Anton Harber, co-founder and former editor of Mail and Guardian, former Managing Director and Editor-in-Chief of eNCA and Professor and Dean of School of Journalism at WITS University, South Africa, speaks to Biraj Swain, ICFJ Fellow, on the back of the Guptas’ heist expose.
Biraj Swain: This is an important inflection point, your country has one of the finest examples of investigative journalism, the exposure of one Indian family’s capture of state, bankrolled by one Indian public sector bank, Bank of Baroda. The collusion between the Guptas and Jacob Zuma has cost Mr Zuma his job. Has South African journalism always been so nosy, muckraking?
Anton Harber: Investigative journalism has been very important for media outlets here. In fact, readers’ interest and engagement have ensured that news-gathering costs always factored investigative journalism. Now, when newspapers’ circulation and influence is dwindling, paid subscription TV is on the rise, digital media and radio is also on the rise, investigative journalism continues to find place in most formats.
In fact, one of the most high-impact expose on the heist was done by a journalist named Ama Bhungaane last year and she raised a million rands through crowd-funding. So readers are not only interested in the expose of state capture but they are paying for it too.
I manage an investigative journalism fund, the Taco Kuiper Fund for Investigative Journalism, and the kind of proposals we get are very impressive.
But all is not rosy, there is resource crisis in the print media, long-form journalism too. And digital is depending too much on the freelancers’ model that makes fact-checking (the core of investigative journalism) a challenge. But to highlight the challenges that resource limitation can pose to journalism and investigative journalism per se, the Guptas have bought stakes in media to influence the narrative too.
Coming back to your core question, has South African journalism always been so nosy? We have chronicled some of the finest examples of investigative journalism in our country in our book Troublemakers: The best of South Africa’s investigative journalism. The investigative journalism in South Africa has its roots in the anti-apartheid struggle, so yes, it is important.
Biraj Swain: Tell us from the beginning, how has South African journalism evolved pre and post-apartheid?
Anton Harber: The journalism in the country has been shaped by the anti-apartheid movement. For example, Mail and Guardian, which was founded in 1985, about a decade before our independence, was a response to the hunger for information from the public. It was a liberal paper, dedicated to reporting facts. When the repression was peaking, our journalism was hardening too. The paper was three months’ old when emergency was imposed and reporting on banned organisations (like then African National Congress) and on prisoners and detainees (like Nelson Mandela) was prosecuted with harsh punishments like confiscation of paper, imprisonment and prosecution of editors.
We had the social capital, because while we were anti-apartheid supporters and ANC sympathisers, we, the editors, were white, so defying the emergency restrictions did not come with the harsh consequences as in the case of other journalism establishments, with black or mixed-race editors. So hunger for information was quenched by a few media outlets like the Mail. The demand was so much that the Guardian UK bought majority stakes in our paper (quite early into operations, in response to our journalism and reader’s dependence on our journalism during the emergency period) and we became Mail and Guardian.

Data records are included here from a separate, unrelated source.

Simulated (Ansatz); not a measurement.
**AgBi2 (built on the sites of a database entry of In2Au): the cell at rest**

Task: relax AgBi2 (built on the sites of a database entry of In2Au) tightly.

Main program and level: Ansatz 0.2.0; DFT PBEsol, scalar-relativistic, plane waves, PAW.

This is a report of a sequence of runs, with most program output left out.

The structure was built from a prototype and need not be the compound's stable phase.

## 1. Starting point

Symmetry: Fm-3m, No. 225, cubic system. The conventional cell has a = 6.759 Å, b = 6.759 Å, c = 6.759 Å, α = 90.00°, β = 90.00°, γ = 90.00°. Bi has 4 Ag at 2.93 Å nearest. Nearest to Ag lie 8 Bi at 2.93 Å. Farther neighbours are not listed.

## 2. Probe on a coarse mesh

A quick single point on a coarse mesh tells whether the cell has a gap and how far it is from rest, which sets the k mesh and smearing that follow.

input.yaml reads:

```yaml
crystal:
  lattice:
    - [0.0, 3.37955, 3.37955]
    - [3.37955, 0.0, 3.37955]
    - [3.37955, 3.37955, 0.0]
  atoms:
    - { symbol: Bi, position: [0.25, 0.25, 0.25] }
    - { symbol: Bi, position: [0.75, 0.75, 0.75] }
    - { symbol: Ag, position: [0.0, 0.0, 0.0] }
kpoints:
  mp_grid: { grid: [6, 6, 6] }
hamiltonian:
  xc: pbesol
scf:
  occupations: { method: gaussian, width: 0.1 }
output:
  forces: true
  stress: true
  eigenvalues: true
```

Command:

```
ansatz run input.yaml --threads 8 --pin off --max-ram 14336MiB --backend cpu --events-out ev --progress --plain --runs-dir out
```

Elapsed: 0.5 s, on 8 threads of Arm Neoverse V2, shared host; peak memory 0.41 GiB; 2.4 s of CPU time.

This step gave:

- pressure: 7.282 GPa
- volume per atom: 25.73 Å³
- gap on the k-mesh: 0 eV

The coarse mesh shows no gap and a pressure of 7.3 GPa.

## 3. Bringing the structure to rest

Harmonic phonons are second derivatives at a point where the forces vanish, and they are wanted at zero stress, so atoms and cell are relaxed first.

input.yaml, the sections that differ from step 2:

Much of our journalism gets its mettle from the anti-apartheid movement. But our courts and constitution have also built in safeguards for journalism in public interest.
But we had to re-learn the trade during the transition period from 1990-1994 and post-apartheid. To continue the adversarial stance of journalism with the ANC in power meant shedding our ANC sympathies and treating ANC as the ruling party and holding it accountable for democratic and constitutional aspirations. And that was tough. Some of the adversarial journalists, who were doing fierce muck-raking, were targeted. If they were white, the smoke-screen of white privilege was raised. But it was actually adversarial journalism, pro-poor, pro-people, in line with constitutional values.
Biraj Swain: I understand Mail and Guardian was the first paper to go digital, much before digital media was a thing, why was it so?
Anton Harber: So emergency in South Africa meant restrictions on publication were massive. While we continued to defy, we also had major run-ins with the then white supremacist government. And since Guardian was the majority stake-holder, some of the most contentious news was published by Guardian, so the news got out but we were saved from prosecution. Since the anti-apartheid struggle also resulted in many freedom fighters living in exile and there was international solidarity for the struggle, it was important that we catered to the news need of those in exile and those offering us solidarity support. Hence publishing on the world wide web was an obvious thing for us.
Biraj Swain: How would you describe the state of press freedom in your country now? Your country is called the most hopeful democracy and I assume, this hope will be reflected in the freedoms too. Would you like to elaborate?
Anton Harber: There have been attempts to bring a Media Tribunal since 2007, it is back-door censorship, but having tasted censorship and apartheid, the journalistic fraternity is acutely aware of such attempts and the push-back has been vigorous. There was also an attempt to bring an anti-leaks legislation, which was giving a body blow to our freedom of information legislation. We fought that too.
Thankfully, our courts have been true to the mandate of constitution and democracy and litigation against such dark laws has met with success in courts too.
But the diminishing resources are a concern. In the newsrooms, lack of resources means changing the nature of news gathering, fewer full-time reporting and editorial staff and more freelancers. These constraints do impact hard-hitting journalism, fact-checking too.
Biraj Swain: I understand internet access is an issue here. In India, we have one of the worst records of internet shut-downs and our broadband speed is a concern. How is it in South Africa?
Anton Harber: The state of internet access is a concern. It is prohibitively expensive in most parts of the country. So while the digital media is on the rise, the access to digital media isn’t so. And limiting access to the internet is an effective way of blacking out information, censoring too. Some city municipalities and counties are pooling resources to provide free wi-fi hotspots in certain public spaces. But much more could be done. In fact, more needs to be done.
Biraj Swain: What do you think of the state of health journalism in your country? Like the collaboration with the anti-apartheid struggle, I understand the South African media played an important role in the victory of the Treatment Action Campaign to make access to HIV-Aids’ drugs and treatment a fundamental right.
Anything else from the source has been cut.